On Fri, Jul 17, 2020 at 1:24 PM Rob Clark <robdclark@gmail.com> wrote:
>
> On Fri, Jul 17, 2020 at 10:39 AM Doug Anderson <dianders@chromium.org> wrote:
> >
> > Hi,
> >
> > On Fri, Jul 17, 2020 at 7:46 AM Jordan Crouse <jcrouse@codeaurora.org> wrote:
> > >
> > > On Fri, Jul 17, 2020 at 08:04:18PM +0530, Akhil P Oommen wrote:
> > > > On targets where GMU is available, GMU takes over the ownership of GX GDSC
> > > > during its initialization. So, move the refcount-get on GX PD before we
> > > > initialize the GMU. This ensures that nobody can collapse the GX GDSC
> > > > once GMU owns the GX GDSC. This patch fixes some GMU OOB errors seen
> > > > during GPU wake up during a system resume.
> > >
> > > > Signed-off-by: Akhil P Oommen <akhilpo@codeaurora.org>
> > > > Reported-by: Matthias Kaehlcke <mka@chromium.org>
> > > > Tested-by: Matthias Kaehlcke <mka@chromium.org>
> > >
> > > The Signed-off-by needs to be at the end but I think Rob can do that for you.
> >
> > It does?  I've always been told that this is supposed to be roughly a
> > log of what happens.  In that sense you added your SoB before the
> > review/test happened so it should come before.  I know some
> > maintainers seem to do things differently but that seems to be the
> > most common.  In that sense, I think the order that Akhil has is
> > correct.  ...but, obviously, it's up to the maintainer.  ;-)
>
> yeah, I chronological order was my understanding too.. but presumably
> the Reported-by happened before the Signed-of-by (which is how I
> reordered things when applying the patch)

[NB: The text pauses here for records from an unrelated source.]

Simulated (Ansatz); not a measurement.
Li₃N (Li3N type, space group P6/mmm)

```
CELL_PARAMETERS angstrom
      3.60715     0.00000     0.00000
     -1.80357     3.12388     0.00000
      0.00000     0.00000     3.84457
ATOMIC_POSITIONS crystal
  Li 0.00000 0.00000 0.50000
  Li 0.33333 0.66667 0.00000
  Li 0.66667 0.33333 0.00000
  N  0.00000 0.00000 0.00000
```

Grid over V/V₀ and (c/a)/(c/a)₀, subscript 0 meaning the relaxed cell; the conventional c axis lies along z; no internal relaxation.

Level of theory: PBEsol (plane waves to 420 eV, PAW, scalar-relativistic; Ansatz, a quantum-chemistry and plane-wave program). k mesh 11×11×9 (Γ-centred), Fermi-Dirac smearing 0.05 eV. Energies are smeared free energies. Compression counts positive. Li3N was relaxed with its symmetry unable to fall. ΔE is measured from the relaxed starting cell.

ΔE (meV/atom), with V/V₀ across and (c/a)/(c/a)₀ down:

Doh!  Yeah, I somehow read that as Reviewed-by.  Thanks!  :-)

-Doug
diff mbox series

Patch

diff --git a/drivers/gpu/drm/msm/adreno/a6xx_gmu.c b/drivers/gpu/drm/msm/adreno/a6xx_gmu.c
index 21e77d6..1d33020 100644
--- a/drivers/gpu/drm/msm/adreno/a6xx_gmu.c
+++ b/drivers/gpu/drm/msm/adreno/a6xx_gmu.c
@@ -854,10 +854,19 @@  int a6xx_gmu_resume(struct a6xx_gpu *a6xx_gpu)
 	/* Turn on the resources */
 	pm_runtime_get_sync(gmu->dev);
 
+	/*
+	 * "enable" the GX power domain which won't actually do anything but it
+	 * will make sure that the refcounting is correct in case we need to
+	 * bring down the GX after a GMU failure
+	 */
+	if (!IS_ERR_OR_NULL(gmu->gxpd))
+		pm_runtime_get_sync(gmu->gxpd);
+
 	/* Use a known rate to bring up the GMU */
 	clk_set_rate(gmu->core_clk, 200000000);
 	ret = clk_bulk_prepare_enable(gmu->nr_clocks, gmu->clocks);
 	if (ret) {
+		pm_runtime_put(gmu->gxpd);
 		pm_runtime_put(gmu->dev);
 		return ret;
 	}
@@ -903,19 +912,12 @@  int a6xx_gmu_resume(struct a6xx_gpu *a6xx_gpu)
 	else
 		a6xx_hfi_set_freq(gmu, gmu->current_perf_index);
 
-	/*
-	 * "enable" the GX power domain which won't actually do anything but it
-	 * will make sure that the refcounting is correct in case we need to
-	 * bring down the GX after a GMU failure
-	 */
-	if (!IS_ERR_OR_NULL(gmu->gxpd))
-		pm_runtime_get(gmu->gxpd);
-
 out:
 	/* On failure, shut down the GMU to leave it in a good state */
 	if (ret) {
 		disable_irq(gmu->gmu_irq);
 		a6xx_rpmh_stop(gmu);
+		pm_runtime_put(gmu->gxpd);
 		pm_runtime_put(gmu->dev);
 	}